However, what do we do in the case that we already have the derived word in the lexicon, for example for some applications we may want the derived analysis, but for others we may want the lexicalised analysis. Add патшалӑх "государство" to the noun lexicon and see what happens:

$ echo патшалӑх | hfst-lookup -qp chv.mor.hfst 
патшалӑх	патшалӑх<n><nom>	0,000000
патшалӑх	патша<n><der_лӑх><nom>	0,000000

To get around this problem we can start working with weights. In a weighted finite-state transducer each arc and consequently each path is assigned a weight. The weight of a path is usually some combination of the weights of the arcs (addition or multiplication). In lexc we can define weights for specific arcs in a special section after the continuation class, for example:

LEXICON DER-N

%<der_лӑх%>:%>л%{Ă%}х SUBST "weight: 1.0" ; 

This sets the weight of the -лĂх morpheme to be 1.0. Normally if we are working with probabilities (for example from a corpus) we work with negative log probabilities (so that a lower value ... e.g. 5/100 = 0.05 and -log(0.05) = 2.99 is "heigher weight" than a higher value, e.g. 50/100 = 0.5, -log(0.5) = 0.69). But if we are working with arbitrary manually specified weights we work with positive numbers and try and ensure that the less desirable analyses (typically derived and compound analyses if we want to favour lexicalisation) are higher weight, thus "worse".

$ echo патшалӑх | hfst-lookup -qp chv.mor.hfst 
патшалӑх	патшалӑх<n><nom>	0,000000
патшалӑх	патша<n><der_лӑх><nom>	1,000000

$ echo патшалӑх | hfst-lookup -qp -b 0 chv.mor.hfst 
патшалӑх	патшалӑх<n><nom>	0,000000

$ echo "тӗслӗх" | hfst-lookup -qp -b 0 chv.mor.hfst 
тӗслӗх	тӗс<n><der_лӑх><nom>	1,000000

The -b 0 option means for the analyser to return only those analyses which are the same weight as the best scoring analysis. For the programmatically inclined, the -b stands for beam search. Later on in the tutorial we will learn how to learn analysis weights automatically from corpora.
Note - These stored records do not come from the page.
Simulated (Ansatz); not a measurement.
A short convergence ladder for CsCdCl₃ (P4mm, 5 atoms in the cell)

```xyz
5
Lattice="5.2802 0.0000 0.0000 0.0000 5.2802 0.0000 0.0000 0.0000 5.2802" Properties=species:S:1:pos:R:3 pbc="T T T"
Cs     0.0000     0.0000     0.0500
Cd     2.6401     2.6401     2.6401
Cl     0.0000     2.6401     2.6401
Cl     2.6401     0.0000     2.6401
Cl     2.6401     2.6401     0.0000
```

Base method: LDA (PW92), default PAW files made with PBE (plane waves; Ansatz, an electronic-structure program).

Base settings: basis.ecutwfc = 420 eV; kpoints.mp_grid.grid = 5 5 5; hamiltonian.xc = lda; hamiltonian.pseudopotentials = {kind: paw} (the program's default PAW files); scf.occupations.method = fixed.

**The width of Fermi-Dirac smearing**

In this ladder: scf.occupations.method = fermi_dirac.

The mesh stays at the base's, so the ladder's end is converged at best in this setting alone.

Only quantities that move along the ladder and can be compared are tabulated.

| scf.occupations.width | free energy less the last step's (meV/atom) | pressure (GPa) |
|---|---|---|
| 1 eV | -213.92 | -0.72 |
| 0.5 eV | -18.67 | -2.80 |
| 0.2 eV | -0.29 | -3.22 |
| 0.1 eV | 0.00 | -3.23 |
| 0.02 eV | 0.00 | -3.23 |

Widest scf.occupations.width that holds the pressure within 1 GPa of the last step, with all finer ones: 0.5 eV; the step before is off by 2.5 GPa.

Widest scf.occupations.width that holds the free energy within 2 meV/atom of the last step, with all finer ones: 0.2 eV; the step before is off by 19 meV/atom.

Note that if the lower weight analysis is not available then the higher weight analysis will be returned in any case.

Lexicon construction

So, you've got your morphotactics more or less sorted out, and you've made a good start on your morphophonological rules. Where are you going to get the lexemes ? Depending on the language you choose you may already have a beautifully prepared list of stems with declension categories, for example for Russian there is Zaliznyak's system and for Finnish there is the Kotus categorisation. For other languages there might be a dictionary with less elaborate systems of declension classes, perhaps traditional ones that underspecify the morphology, or perhaps ones that don't specify the morphology at all. In the worst case you may have to just rely on a Swadesh list or a simple list of inflected forms from a corpus.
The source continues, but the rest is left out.